Bentley scales back its electric car plan, shifting the focus to hybrids and profitability
Bentley has dropped its earlier plan to launch five electric cars by the end of the decade. Instead, the British luxury brand will keep only its first fully electric SUV in its near term strategy, while directing capital back towards hybrids, selected combustion engined models and the overhaul of its factory. The move reflects a broader moment of realism across the luxury car sector. Demand is not yet moving at the pace needed to justify several electric niche cars all at once.
Bentley has, in effect, turned its electrification plan into a defensive and selective one. Where the brand once spoke of five electric models before 2030, by March 2026 it was publicly confirming only one, a new fully electric luxury urban SUV measuring under five metres, due to be revealed at the end of 2026 and launched in 2027. Several publications have interpreted that quite plainly as the abandonment of four future electric cars. Bentley’s own wording is more careful, but the practical conclusion is much the same. The earlier electric product push has been brought to a halt.
Bentley made an operating profit of €216 million in 2025, down 42 per cent from the previous year. Revenue fell to €2.6 billion, deliveries dropped by five per cent and the company cited a weaker Chinese market, the impact of US tariffs, currency movements and costs linked to Volkswagen Group platform decisions as the main sources of pressure. In the same package, Bentley also announced up to 275 job cuts in an effort to bring its cost base back into line with a slowing market.
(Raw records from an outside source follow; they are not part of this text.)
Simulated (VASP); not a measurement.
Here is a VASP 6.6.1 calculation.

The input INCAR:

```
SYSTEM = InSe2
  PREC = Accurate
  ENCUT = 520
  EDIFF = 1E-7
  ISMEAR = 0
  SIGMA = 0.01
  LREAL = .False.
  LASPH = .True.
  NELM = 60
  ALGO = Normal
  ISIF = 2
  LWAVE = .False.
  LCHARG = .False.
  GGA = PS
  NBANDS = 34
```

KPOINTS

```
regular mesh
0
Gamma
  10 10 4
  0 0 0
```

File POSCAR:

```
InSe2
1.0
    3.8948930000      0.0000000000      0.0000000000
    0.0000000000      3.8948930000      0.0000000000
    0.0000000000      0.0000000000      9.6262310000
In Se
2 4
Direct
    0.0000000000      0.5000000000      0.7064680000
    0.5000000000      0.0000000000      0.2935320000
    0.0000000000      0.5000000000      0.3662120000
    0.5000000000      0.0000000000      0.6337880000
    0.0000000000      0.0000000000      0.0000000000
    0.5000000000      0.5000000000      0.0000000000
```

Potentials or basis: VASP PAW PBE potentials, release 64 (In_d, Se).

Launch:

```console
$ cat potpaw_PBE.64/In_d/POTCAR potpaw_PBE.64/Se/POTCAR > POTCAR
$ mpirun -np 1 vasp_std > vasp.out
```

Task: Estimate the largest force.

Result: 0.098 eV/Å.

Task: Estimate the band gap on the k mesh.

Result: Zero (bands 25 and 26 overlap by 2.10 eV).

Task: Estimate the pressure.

The strategic message is clear enough. Bentley is protecting its margins before it commits to a larger electric investment programme. In November 2025, the company extended its Beyond100+ plan so that plug in hybrids remain in the line up until at least 2035, while chief executive Frank Steffen Walliser also left the door open to further special models with combustion engines. In other words, Bentley no longer treats the electric car as the immediate replacement for its whole portfolio. It sees it instead as an entry point for a new type of customer, while continuing to serve the tastes of the wealthy buyers it already knows well.
This is where the technical logic and the business logic meet. The first electric SUV will remain strictly battery electric, because Bentley does not intend to offer it with either a plug in hybrid or a combustion engine. Walliser said the engineers were using this model to reach a new customer, and that the company had no plans to rework the platform for another powertrain. That matters. Bentley is not retreating from the electric car as an idea. It is retreating from the cost and risk of carrying several electric projects in parallel at a time when luxury buyers still place a high value on long distance comfort, sound, craftsmanship and the character of the powertrain.
For Bentley, this is also a question of portfolio management. The Bentayga remains the brand’s sales engine, while the Continental GT and Flying Spur gained a new V8 hybrid powertrain. Mulliner personalisation also helps lift the revenue earned from each car even when total volume slips. A luxury car maker does not need to win the mass market. It needs to keep the average value of each deal high. In that sort of model, a five EV development plan starts to look too capital intensive and too risky, particularly when Chinese luxury demand is uneven and regulatory pressure in the West no longer moves in quite the same one way direction it seemed to a few years ago.
In market terms, Bentley is moving in step with other luxury brands that are slowing their transition to full electric power and giving hybrids a longer life. That does not mean electric cars have failed. It means the luxury segment is working to a more realistic timetable. Carmakers with very strong margins can afford to move more slowly, because their customers are not buying technology alone. They are also buying heritage, material richness and status. In this class, an electric car needs to offer more than zero tailpipe emissions. It also needs to feel like a Bentley.
If Bentley can unveil an electric SUV at the end of 2026 with the charging speed, range and interior quality to open up a new corner of the luxury market, it may yet rebuild a credible electric narrative without electrifying the whole product plan in one sweep. If that first model turns out to be too niche, though, the hybrid strategy will become Bentley’s real main road well into the next decade. Right now, that second scenario looks more likely. Bentley is no longer charging at the electric future. It is building towards it one careful step at a time, protecting profitability, brand identity and customer loyalty as it goes.